In the vote in the parliament in Strasbourg, 101 MEPs approved the censure motion filed by eurosceptic parties, 461 voted against it and 88 abstained, parliament president Martin Schulz said.
One group of lawmakers held up red banners saying "No Tax Havens" just seconds before the vote, but were ordered to remove them.
The motion focused on revelations from a journalistic investigation that showed Luxembourg gave tax deals to dozens of global firms during Juncker's 19 years as prime minister of the tiny duchy.
Juncker and his team of 27 commissioners, who took office on November 1, had been virtually certain to survive the vote as major political groups had already said they opposed the censure motion.
The motion required a majority of two-thirds of MEPs to pass.
But it still took some of the lustre off Juncker's announcement a day earlier of a giant 315-billion-euro ($380 billion) investment plan aimed at jumpstarting the stalling EU economy.
It also came just two days after Pope Francis criticised the "bureaucratic technicalities" strangling the European dream, in a blistering speech to the same parliament.

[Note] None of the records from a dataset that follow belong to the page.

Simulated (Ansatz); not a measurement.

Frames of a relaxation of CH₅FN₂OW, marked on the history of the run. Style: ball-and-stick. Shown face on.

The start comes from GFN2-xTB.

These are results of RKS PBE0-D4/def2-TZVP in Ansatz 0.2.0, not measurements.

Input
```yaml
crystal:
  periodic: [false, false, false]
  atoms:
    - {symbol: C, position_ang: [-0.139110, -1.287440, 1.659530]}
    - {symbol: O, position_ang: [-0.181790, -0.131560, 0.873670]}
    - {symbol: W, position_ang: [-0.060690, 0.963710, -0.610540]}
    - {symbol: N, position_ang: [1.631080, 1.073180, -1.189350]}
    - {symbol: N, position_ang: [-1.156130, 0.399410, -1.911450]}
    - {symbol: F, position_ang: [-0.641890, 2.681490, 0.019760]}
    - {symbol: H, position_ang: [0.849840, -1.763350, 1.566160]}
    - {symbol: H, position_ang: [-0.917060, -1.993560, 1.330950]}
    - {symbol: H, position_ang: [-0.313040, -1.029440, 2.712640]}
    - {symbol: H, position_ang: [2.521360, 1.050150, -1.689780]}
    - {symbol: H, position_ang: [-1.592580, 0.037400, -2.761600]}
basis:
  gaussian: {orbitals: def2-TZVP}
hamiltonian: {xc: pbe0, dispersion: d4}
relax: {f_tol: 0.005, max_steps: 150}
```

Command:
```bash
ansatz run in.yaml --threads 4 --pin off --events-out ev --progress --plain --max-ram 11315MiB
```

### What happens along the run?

Critics say political veteran Juncker is too much of a Brussels insider to restore the faith of increasingly sceptical European voters who turned to anti-EU parties in European Parliament elections in May.
Many of those parties -- Italian comedian Beppe Grillo's Five Star movement, Nigel Farage's UK Independence Party and French far-right leader Marine Le Pen's group -- were behind the censure motion.
- 'Aggressive tax avoidance' -
The motion said that they have "no confidence in Mr Juncker as the President of the European Commission".
"It is intolerable that a person who has been responsible for aggressive tax avoidance policies should serve as President of the European Commission," it adds.
The Commission, the European Union's executive arm, is arguably the most powerful institution in Brussels with influence over laws and policies that affect more than 500 million people across 28 countries in what is the world's largest economy.
The Luxleaks investigation revealed thousands of leaked files that showed Luxembourg allowed hundreds of top companies -- including Apple, Pepsi, IKEA and Heinz -- to enjoy tax breaks during Juncker's time as premier.
Juncker has firmly denied any wrongdoing.
When Euro MPs debated the motion on Monday, he repeated a vow to tighten measures against tax avoidance and tax fraud.
"The commission that I have the honour of leading will fight tax evasion and tax fraud. Don't doubt my word," Juncker told parliament.
But he also begged lawmakers to "please stop insulting me" after Marine Le Pen compared him to US gangster Al Capone.
Juncker's supporters said the vote is an "exercise in self-promotion" by the eurosceptics.
There have only been nine previous censure motions against the European Commission since 1979, European Parliament officials said.
In 1999 the commission led by Jacques Santer resigned over corruption allegations to avoid a no confidence vote.